Rick's Blog

Malcolm Thomas: Question of Respect


Yesterday the Escambia County Public School District redrafted and redrafted an amendment to its contract with the A.A. Dixon Charter School of Excellence. At no time did the district consult with charter school officials or its attorneys. There were no negotiations between the parties. The superintendent made his decision about what he would offer and then the board passed it 5-0—-with no input from the school.

In good faith negotiations, the attorneys from both parties meet and work out the language before it goes to a board. Thomas wouldn’t treat a white company or church this way. Had Thomas been sincere about helping Dixon, the discussion of this amendment would have begun weeks ago when the test scores showed how much the Dixon students had improved. The amendment only happened because Rev. Lutimothy May had asked for an extension last week.

What Thomas got was a favorable headline from the daily newspaper. Dixon got a hallow victory.

Frederick Douglass in his biography reflected on what he had heard his slave master, Mr. Auld, tell his wife after catching her teaching Douglass how to read: “If you teach that nigger how to read, there will be no keeping him,” Auld said. “It will forever unfit him to be a slave. He would at once become unmanageable, and of no value to his master.”

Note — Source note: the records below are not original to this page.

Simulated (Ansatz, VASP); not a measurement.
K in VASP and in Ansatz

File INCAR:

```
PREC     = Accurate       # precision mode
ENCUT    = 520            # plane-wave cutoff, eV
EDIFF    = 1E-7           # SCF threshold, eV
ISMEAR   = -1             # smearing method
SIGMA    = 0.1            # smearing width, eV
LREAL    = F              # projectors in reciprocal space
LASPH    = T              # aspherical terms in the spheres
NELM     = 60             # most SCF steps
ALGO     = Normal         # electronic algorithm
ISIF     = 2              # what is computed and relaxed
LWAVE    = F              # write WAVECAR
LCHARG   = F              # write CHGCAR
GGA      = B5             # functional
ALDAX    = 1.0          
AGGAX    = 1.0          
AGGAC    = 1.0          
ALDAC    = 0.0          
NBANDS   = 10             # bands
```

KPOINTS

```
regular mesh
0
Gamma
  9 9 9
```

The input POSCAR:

Thomas is practicing plantation politics. In his world, Rev. May and other black leaders must be managed, not treated with the respect of equals.

Dixon had its students make tremendous gains last year–despite all the hurdles the district threw at them. That frightens the superintendent. That little school with meager resources outperformed his prized schools when it came to such gains. How could a black principal and a group of black teachers accomplish this? This really shakes Thomas’ view of education.

Instead of finding ways to punish Rev. May, with whom Thomas is still upset about Brownsville Middle, and belittle A.A. Dixon teachers and student, Malcolm Thomas should be figuring out ways to help them have even bigger gains next school year.

Sadly, Master Thomas won’t let that happen–all the while pretending for the media that he cares. Meanwhile the black ministers, NAACP, Southern Christian Leadership Conference and the Southern Poverty Law Center are watching. I have been told that the Levin Papantonio law firm has requested video and audio tapes of yesterday’s meeting.

The superintendent may be surprised that not all whites accept his view of the African-American community.